It’s the week after Labor Day and the Jewish New Year, the new year of creation, which comes early this year, is suddenly upon us. I know that these are the Days of Awe, but the rolling catastrophe that is Syria, the silence about it heretofore, and the arguments about it here in the U.S., all of it together fills me with loathing and disgust.
It’s my own view that the reasons to act or not act against the Assad regime in Syria from this far side of the Atlantic are a mix of strategic, political, and moral ones. So I’m not so much of mixed mind. I don’t see any diplomatic solution on the horizon. I’ll bet there never was one. After two years of letting Syria burn, the war has gotten worse, not better; more complicated and dangerous, not less so; and there’s no reason to think that things won’t be worse, more dangerous, and more complicated still after another year of bloodshed and silence.
I understand why people think otherwise, but I do think it’s a U.S. interest, politically and morally. And there’s plenty of blood already on our hands, either way it’s looked at, because if you can act and you don’t act, you’re still responsible, just as or almost as responsible if you act and things go wrong. I understand the argument that the U.S. and Europe should just let the Syrians sort out their own problems on their own, and I’m sure this is true. Except that Syria is already destabilized and has been so for a long time. The Russians and the Iranians have seen to that. I just don’t see why it’s not the better or least bad option for Syrian people to sort through their differences on their own, and to be able to do so without Assad, not with him.
In her book on Levinas and the Crisis of Humanism, Claire Katz claims that to be human is “to be engaged in an ethical life where we cannot recuse ourselves from responsibility or from making choices, and the consequences of those choices often have damaging effects on those we care about most. My own perceived failures motivated me to ask what it means to raise daughters who will stand up for others, who will defend the victim, and who will stand against the bully. It is not enough simply not to do harm but one must also stop others who commit it”(p.xiii).

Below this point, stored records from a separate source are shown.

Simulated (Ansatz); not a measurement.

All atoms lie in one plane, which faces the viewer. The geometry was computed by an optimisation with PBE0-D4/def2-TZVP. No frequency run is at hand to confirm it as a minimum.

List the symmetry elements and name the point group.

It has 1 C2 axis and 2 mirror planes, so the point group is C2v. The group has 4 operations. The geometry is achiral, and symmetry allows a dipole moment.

After two years and 100,000 dead and now the introduction of chemical weapons, no one knows whether U.S. action or inaction will make things simply worse than they already are. Anyone certain of their own analysis is delusional. I would like to consider the very real possibility that one way or the other, we might all be wrong, and that no matter what the U.S. does or doesn’t do, one way or the other the situation in Syria will continue to deteriorate. This realization is not as an alternative to taking a stance, just a practical complement to an epistemological and moral aporia. All of us are complicit, some more than others. This year, I’m not wishing anyone a sweet new year, just a good one.